On a drive to Rockford, IL, a couple of summers ago, a blurb in the local paper caught my eye. An “Indian” film was being shot at the local airport. Curious to the max, I dug into the aforementioned film and learned that a filming crew for a project titled Legally Desi had converged to shoot a scene at the nearly-deserted Rockford airport, which would stand in for a busy terminal at Chicago’s behemoth O’Hare International. My curiosity into how this would translate onto the big screen made me anticipate Legally Desi ever since.
For us Midwesterners, seeing the Chicago skyline—the premiere urban destination for all moderns here—on a large screen English language Indian-American flick is as much a cinematic homecoming epiphany as it gets. Be it My Beautiful Greek Wedding or Legally Desi, the affect is the same. Elation. Pride. Testosterone boost. Hardcore proof to the snobs on the continental coasts that the distance between LAX and JFK is not just flat, fettered, flyover country.
Which brings us to Legally Desi, an off-center, slightly beguiling, and ambitious filmmaking debut of Chicago-based Amin Rupani. Using a local crew and cast, this Desi follows the misadventures of newly-arrived-to-America Jaspal (Ghazi) who is keenly interested in transforming his temporary student visa status into a permanent green card.
Just two things stand in his way. No. 1, to establish permanent residency, Jaspal must first 1) find and, 2) marry a suitable woman with permanent residency status. No. 2, Simran (Bhatt), the nubile ABCD princess that Jaspal gets attracted to, also embodies the same Western horrors (makeup, speech without an accent, mini-skirts and die-hard shopping) that all well-behaved desi mama’s boys are warned about before they embark on an American adventure.

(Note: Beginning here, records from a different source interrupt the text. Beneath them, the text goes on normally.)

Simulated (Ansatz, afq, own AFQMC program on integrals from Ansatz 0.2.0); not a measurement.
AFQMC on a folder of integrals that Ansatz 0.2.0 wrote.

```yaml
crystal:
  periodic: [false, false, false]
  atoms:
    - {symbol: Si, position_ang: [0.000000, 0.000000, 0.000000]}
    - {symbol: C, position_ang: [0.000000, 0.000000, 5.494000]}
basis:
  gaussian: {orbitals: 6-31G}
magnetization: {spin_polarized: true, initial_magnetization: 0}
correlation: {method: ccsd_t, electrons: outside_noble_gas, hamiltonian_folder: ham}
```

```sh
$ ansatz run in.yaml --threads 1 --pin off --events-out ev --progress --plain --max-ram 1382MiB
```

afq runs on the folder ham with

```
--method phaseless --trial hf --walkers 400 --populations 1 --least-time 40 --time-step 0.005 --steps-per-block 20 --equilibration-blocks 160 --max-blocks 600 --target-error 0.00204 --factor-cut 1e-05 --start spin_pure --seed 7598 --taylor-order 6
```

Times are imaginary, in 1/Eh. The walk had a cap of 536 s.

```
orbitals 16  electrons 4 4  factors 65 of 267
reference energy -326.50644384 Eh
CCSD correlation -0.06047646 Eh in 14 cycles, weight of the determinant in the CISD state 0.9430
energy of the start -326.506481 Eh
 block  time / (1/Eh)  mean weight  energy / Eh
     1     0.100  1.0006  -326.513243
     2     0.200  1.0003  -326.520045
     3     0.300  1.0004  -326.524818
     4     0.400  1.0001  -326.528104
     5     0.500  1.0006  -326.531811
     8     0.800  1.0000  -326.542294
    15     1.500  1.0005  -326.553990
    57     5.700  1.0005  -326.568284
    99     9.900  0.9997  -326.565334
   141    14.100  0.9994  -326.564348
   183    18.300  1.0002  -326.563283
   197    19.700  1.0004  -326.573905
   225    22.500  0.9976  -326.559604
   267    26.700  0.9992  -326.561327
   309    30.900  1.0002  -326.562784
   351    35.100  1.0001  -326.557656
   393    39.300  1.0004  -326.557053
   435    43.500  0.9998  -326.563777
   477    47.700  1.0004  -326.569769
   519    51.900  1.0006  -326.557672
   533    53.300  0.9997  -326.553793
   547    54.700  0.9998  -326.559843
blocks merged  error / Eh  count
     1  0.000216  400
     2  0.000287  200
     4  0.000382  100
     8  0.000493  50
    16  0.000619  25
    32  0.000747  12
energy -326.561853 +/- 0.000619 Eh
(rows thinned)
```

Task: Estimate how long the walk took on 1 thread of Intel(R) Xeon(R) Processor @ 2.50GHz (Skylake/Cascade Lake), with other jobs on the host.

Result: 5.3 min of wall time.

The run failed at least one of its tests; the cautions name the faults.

With some difficulty, Jaspal reconciles his cultural training with his newfound sense of freedom. Before Jaspal and Simran can settle on the same assimilation groove, however, a school of misconceptions, preconceived notions and, yes, stereotypes have to be overcome.
While Legally Desi narrowly misses the carefree cross-cultural flair that made American Desi the darling of the 2001 film season, director Rupani and company improvise with drive and enthusiasm. A less self-conscious delivery from some first-time performers, better writing, and tighter editing (especially towards the end) could have transformed some of the crude R-rated jokes into crude R-rated zingers.
However, the inclusive Americanism that Rupani celebrates—the script makes stops of gays, lesbians, frequent masturbators, married men tempted by hookers, and heavily-accented men (seldom women) who have trouble being understood—lands Legally Desi on a terrain that is edgier than American Desi.
One of the joys of living in America is the option for anyone with a hyphenated identity to define the moment when the hyphenation gets the axe. As Legally Desi proves, for some it’s the moment you decide to throw in the towel and make a movie about the axing. That makes Legally Desi worth a look.